David Blackburn

Tales from the publishing world

An elderly woman receives a phone call from a once eminent publishing house. The nice man on the phone tells her that his company is going to reprint her deceased father’s books. Wonderful news, she says — delighted that her old man is not quite dead and buried yet. Hope for us, she thinks. The publisher adds that they want a party to mark this important literary event, a proper knees up with champagne and canapés. She’s all for this. What generosity, she thinks. Then they say that want to make a small contribution to the party costs, maybe fifty quid.

Traditional publishers are in extremis. Print continues to collapse; eBook sales are not covering losses. That’s the prevailing story, even if the precise elements fluctuate from time to time. And that is not all. The US Justice Department’s price-fixing suit against Apple and five publishers, if upheld, may force publishers to abandon the agency model, which has maintained high prices for books and driven down the net sum, from which writers take their royalties, to the equivalent of 17.5 per cent of the retail price. (Joe Konrath explains the maths here.)

The Justice Department has been criticised for siding with Amazon’s low price model. The most vocal critics have suggested that the Justice Department is endangering traditional publishing, entrenching Amazon’s “monopoly”.

A backlash against is building this view, epitomised by this piece in the Guardian by author and self-publisher Barry Eisler. His argument rests on the contention that Amazon is not a monopoly and neither does it behave like one. This is incontrovertible. Amazon is certainly dominant in the digital market, bagging much more than 50 per cent of eBook sales regardless of what measure you use. But it does not behave like a monopoly. It cuts prices rather than raises them; and offers authors higher royalties than its competitors: 60 to 70 per cent on titles priced between $2.99 and $9.99. (Barnes and Noble offer similarly competitive royalty rates through sales on their Nook tablet.)

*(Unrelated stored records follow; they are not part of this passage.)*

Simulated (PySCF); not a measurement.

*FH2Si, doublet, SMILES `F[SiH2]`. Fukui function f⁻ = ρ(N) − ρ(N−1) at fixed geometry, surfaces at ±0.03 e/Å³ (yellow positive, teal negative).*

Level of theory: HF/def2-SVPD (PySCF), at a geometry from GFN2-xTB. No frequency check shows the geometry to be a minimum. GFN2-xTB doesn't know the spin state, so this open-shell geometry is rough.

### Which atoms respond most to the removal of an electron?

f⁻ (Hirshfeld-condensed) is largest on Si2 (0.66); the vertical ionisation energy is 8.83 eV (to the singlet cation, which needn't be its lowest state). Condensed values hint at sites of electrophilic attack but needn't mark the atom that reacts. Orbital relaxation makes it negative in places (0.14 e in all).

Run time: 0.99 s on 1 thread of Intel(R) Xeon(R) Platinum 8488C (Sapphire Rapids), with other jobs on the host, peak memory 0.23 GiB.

Amazon’s dominance is reflection of its consumer first principles; that, presumably, will always remain. Established publishers are going to have to confront that fact and act accordingly; and it may be that the Justice Department has done them a favour by undermining a poor business model. But there is a further consideration, though. Will the choice of tablets expand beyond Kindle, iPad, Nook and Kobo? This is important, because unless that happens, consumers, authors and publishers are going to limited to a narrow field. Four tablets might sound like a good selection, but just think how many brands of TV, computer and sound system are for sale. Four isn’t that many in the grand scheme of things.